Evidence Base: Deliberate Errors Enhance Learning
- Elizabeth Bowey
- Jan 30
- 2 min read
What? Students making errors, on purpose, will help them learn? Yes!
You are probably familiar with the practice of a teacher creating an error and asking students to find/correct the error... but have you considered getting students to write something that is deliberately wrong and then correcting it themselves?
Research published in 2022 (Wong & Lim) now provides evidence that this approach, called the 'derring effect' is more powerful than spotting and correcting errors you give to them.
'Deliberately committing errors even when one already knows the correct answers produces superior learning than avoiding them, particularly when one’s errors are corrected'
Across two experiments researchers found making and correcting your own errors to be more effective for retention than errorless elaboration such as underlining and concept mapping. A second series of three experiments (Wong, 2022) found that not only did students perform better on recall tests, they were also better able to 'boost transfer of knowledge to dissimilar domains' (Wong, 2022, p1). However, the results were conditional on the students making and correcting their own mistakes, not other peoples.
Altogether, these results suggest that the derring effect is specific to generating incorrect, but not correct, elaborations. Neither does mere exposure to others’ errors nor juxtaposing these errors with the correct responses suffice. Rather, guiding learners to personally commit and correct deliberate errors is vital for enhancing generalization and far transfer of learning to distant knowledge domains (Wong, 2022, p1)
Now, I have to be honest with you, in 2025, another group of researchers in the UK tried to replicate these results with two different experiments and didn't find the same recall benefits (Mera, Modirrousta-Galian, Thomas, Higham & Seabrooke, 2025). They attribute this to cultural differences between UK students and Singapore students.
Educational practices in Asian communities often encourage students to initially attempt to solve problems on their own—an errorbased learning approach... Chinese teachers were significantly more likely to ask students follow-up questions after an error than US teachers. Moreover, Chinese teachers were also more likely than US teachers to openly make students feel comfortable about making errors (Mera, Modirrousta-Galian, Thomas, Higham & Seabrooke, 2025, p25).
This might suggest that students who become more familiar with error based learning are more likely to benefit from the derring effect.
Is this something you could try in your classroom?
Is it worth experimenting with and getting feedback from the students?

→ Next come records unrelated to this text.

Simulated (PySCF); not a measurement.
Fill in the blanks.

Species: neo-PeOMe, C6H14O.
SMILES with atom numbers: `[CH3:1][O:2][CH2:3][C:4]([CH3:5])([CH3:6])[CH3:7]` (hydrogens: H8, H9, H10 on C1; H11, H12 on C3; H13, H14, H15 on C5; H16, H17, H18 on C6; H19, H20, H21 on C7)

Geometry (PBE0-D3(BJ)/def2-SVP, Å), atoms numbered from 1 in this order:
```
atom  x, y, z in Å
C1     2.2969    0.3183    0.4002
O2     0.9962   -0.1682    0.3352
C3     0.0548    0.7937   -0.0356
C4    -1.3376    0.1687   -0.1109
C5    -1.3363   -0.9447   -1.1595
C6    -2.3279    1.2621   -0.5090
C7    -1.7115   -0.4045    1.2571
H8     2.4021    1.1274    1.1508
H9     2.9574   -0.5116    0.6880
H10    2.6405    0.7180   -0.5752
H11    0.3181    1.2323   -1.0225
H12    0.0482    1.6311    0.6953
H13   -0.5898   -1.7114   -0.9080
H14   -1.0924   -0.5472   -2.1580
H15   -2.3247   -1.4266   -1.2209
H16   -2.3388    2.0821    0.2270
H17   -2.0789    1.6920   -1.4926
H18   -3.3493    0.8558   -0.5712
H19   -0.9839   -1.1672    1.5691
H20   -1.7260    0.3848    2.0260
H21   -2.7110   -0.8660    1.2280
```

What examples can you share?
Such a simple tool could easily become integrated into your classroom practice.

Links/resources
Mera, Y., Modirrousta-Galian, A., Thomas, G., Higham, P. A., & Seabrooke, T. (2025). Erring on the side of caution: Two failures to replicate the derring effect. Journal of Experimental Psychology: General.
Wong, S. S. H., & Lim, S. W. H. (2022). The derring effect: Deliberate errors enhance learning. Journal of Experimental Psychology: General, 151(1), 25.
Wong, S. S. H. (2023). Deliberate erring improves far transfer of learning more than errorless elaboration and spotting and correcting others’ errors. Educational Psychology Review, 35(1), 16.